Honor the Ghosts by Evans Vestal Ward

Issue 180

I moved to New York City in 1995 after college. After one year there, a friend gifted me a little book. It was a Dover Press publication of Berenice Abbott images, New York in the 30s’. This was before the internet and cell phones, so I decided, ‘I’m gonna go find these places’. It was kinda like a hunt and the only camera I had at the time was a 110 camera. The image negatives are the size of a raisin.

So I started photographing the locations, noticing what was missing, what was changed, what was the same and then it evolved to include me photographing places in my personal life.

The framing of the images comes from the format of the camera. The Pentax 110 was the only 110 camera that actually had interchangeable lenses which, for a spy camera, was pretty great. Years later, when looking closely at the negative scans, content extended through the standard edges of the frame and into the margins. Including that omitted information is important.

I was doing all these images between 1996 up into the year 2000 which is approximately 50 years after Berenice’s work was done. Then over the decades I’ve tried to print images, see how they work, play with sequencing and it wasn't really working but I knew there was something in these photographs. I just didn't have the language for it yet.

And about three years ago my partner suddenly died and it really allowed me to understand loss in a substantial way. The subtle ways as well as the big ones.

There is, oh you've lost your parents, which you expect, but then there’s the ambiguous losses, which is a really lovely cradling term. Things you realize your body misses and your mind misses. It's very Pavlovian.

Looking back on these images I realize I was a little gay kid coming from North Carolina, from the middle of nowhere, growing up in the AIDS scare and not living my full life. Then moving to this place, New York, the promise land.

And those places and that culture was missing when I got there. A lot of it, gone.

Coming from the south, suburbia, I grew up in a house that was built five years before I was born. The new was always more shiny than the past. Living in Providence Rhode Island for college, that history is on every corner in new England, those colonial new England ghost stories were a basis for America. You can touch the past on the streets of Providence.

The ghosts of those spaces, even rungs on the stairs worn down. There were people there before us.

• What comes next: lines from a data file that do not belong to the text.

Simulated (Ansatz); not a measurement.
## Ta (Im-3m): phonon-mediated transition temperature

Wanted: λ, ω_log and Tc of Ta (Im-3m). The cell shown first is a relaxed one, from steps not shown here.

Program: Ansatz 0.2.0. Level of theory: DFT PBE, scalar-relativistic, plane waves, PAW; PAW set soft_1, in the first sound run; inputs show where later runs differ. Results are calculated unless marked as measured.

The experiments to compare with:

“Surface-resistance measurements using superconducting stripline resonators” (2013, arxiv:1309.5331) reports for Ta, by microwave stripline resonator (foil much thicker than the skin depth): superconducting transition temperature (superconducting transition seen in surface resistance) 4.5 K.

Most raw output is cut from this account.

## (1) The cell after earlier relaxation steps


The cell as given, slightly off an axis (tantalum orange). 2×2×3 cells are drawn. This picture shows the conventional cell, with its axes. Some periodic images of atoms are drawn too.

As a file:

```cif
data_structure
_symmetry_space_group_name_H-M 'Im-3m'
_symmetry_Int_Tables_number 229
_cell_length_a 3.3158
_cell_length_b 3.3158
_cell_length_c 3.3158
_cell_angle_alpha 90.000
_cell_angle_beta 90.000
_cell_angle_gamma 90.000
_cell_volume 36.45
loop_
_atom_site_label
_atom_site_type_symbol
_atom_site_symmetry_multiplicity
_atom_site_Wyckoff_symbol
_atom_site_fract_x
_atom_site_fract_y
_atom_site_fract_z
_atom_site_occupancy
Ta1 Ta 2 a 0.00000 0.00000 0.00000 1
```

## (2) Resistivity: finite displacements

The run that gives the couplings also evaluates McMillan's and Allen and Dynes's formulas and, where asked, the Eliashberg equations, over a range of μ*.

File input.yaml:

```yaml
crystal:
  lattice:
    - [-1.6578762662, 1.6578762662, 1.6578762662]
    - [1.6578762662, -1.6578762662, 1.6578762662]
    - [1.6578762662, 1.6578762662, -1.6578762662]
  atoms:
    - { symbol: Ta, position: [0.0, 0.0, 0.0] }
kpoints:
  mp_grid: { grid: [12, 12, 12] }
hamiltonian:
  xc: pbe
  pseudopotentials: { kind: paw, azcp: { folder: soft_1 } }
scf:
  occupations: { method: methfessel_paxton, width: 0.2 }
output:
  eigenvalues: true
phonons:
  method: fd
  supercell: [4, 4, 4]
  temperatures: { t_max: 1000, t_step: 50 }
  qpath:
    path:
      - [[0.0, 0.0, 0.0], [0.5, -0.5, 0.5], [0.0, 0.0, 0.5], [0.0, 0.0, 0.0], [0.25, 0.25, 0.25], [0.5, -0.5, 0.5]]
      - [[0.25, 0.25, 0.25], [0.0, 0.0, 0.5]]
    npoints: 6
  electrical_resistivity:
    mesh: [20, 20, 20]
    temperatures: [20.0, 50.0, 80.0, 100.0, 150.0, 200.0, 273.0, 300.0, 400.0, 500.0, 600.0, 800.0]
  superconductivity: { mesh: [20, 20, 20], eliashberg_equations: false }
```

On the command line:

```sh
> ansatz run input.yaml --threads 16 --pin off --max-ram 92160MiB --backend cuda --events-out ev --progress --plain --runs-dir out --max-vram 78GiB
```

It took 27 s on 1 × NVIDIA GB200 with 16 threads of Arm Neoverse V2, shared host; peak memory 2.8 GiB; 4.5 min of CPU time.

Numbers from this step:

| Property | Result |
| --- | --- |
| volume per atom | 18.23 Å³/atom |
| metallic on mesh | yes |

And I think there was that connection to a lot of those spaces I was photographing in New York. That is what I connected with when I looked at these images years later when I understood deeper what that void means.

So that is this project.

These images are also about the hidden side of Berenice Abbott. Abbott was female and lesbian making a living as a photographer. Stieglitz’s boys club and the culture of the 1930’s didn’t jive with that. Then there is her history as a photographer in Paris? She had to cleve all that and her personal life from her work to survive. This resonance of loss is in her work as well. She had to hide so much.

That is what this project is also about.

Evans Vestal Ward lives and works in Los Angeles.